Mobsters Torched Building Housing Rival Poker Game
6 years ago07 Sep
Four members of an organised crime syndicate operating illegal high-stakes poker games in Brooklyn, New York have been indicted by authorities for an arson attack on a rival gang’s underground poker den, firefighters and innocent occupants injured in the dramatic rescue operation which ensued.
Viktor Zelinger, Vyacheslav Malkeyev, Leonid Gershman and Aleksey Tsvetkov are alleged to have been running the illegal high-stakes game in the Sheepshead Bay area in May of last year when they embarked on the arson attack, according to a newly-unsealed indictment reported by the New York Post.

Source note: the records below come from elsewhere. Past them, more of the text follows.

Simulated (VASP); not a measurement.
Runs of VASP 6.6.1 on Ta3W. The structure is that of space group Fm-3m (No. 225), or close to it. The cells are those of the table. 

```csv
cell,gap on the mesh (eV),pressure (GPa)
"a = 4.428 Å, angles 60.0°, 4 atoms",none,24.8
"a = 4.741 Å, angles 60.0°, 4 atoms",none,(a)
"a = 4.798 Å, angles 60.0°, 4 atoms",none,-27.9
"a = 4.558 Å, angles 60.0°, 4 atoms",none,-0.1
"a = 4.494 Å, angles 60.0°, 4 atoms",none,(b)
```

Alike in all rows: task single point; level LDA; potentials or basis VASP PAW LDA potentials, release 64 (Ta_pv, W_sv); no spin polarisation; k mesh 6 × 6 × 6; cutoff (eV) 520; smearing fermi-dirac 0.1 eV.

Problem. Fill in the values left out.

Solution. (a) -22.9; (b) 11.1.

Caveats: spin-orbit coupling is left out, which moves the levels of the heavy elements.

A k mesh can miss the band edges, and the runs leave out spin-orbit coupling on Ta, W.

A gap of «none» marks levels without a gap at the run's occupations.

The indictment claims that the four named individuals, three of whom are in custody while Zelinger is still ‘at large’, planned the attack because the rival gang was ‘stealing their clients’. At the time of the deliberate torching, however, other residents were still inside the building – the blaze ‘trapping a 12-year-old boy and another resident on the upper floors’.
The NYPost reported that: ‘Dramatic video of the rescue shows a firefighter climbing a ladder to rescue the boy and another person, clad only in their underwear. Five firefighters and both residents had to be treated for smoke inhalation, and one of the smoke-eaters sustained first-degree burns to his face.’
The men charged with planning and setting the blaze refer to themselves as ‘Thieves in law’, members of a collective of criminals linked to the Russian mafia originally formed for ruling the criminal underworld within the prison camps.
In November last year nine men believed to belong to the ‘Thieves in Law’ were arrested by the FBI in a series of raids in Brooklyn, again suspected of running an illegal network of underground poker games. The buildings raided by the FBI last year in Coney Island are very close to the Sheepshead Bay area where the arson attack took place.
According to the NYPost report, ‘Gershman, Tsvetkov and Malkeyev are also charged in the 33-count indictment with pistol whipping an unnamed person they suspected of stealing drugs from the syndicate’s “stash” house, while Pocinoc, 28, is also charged with ‘beating another victim and extortion.’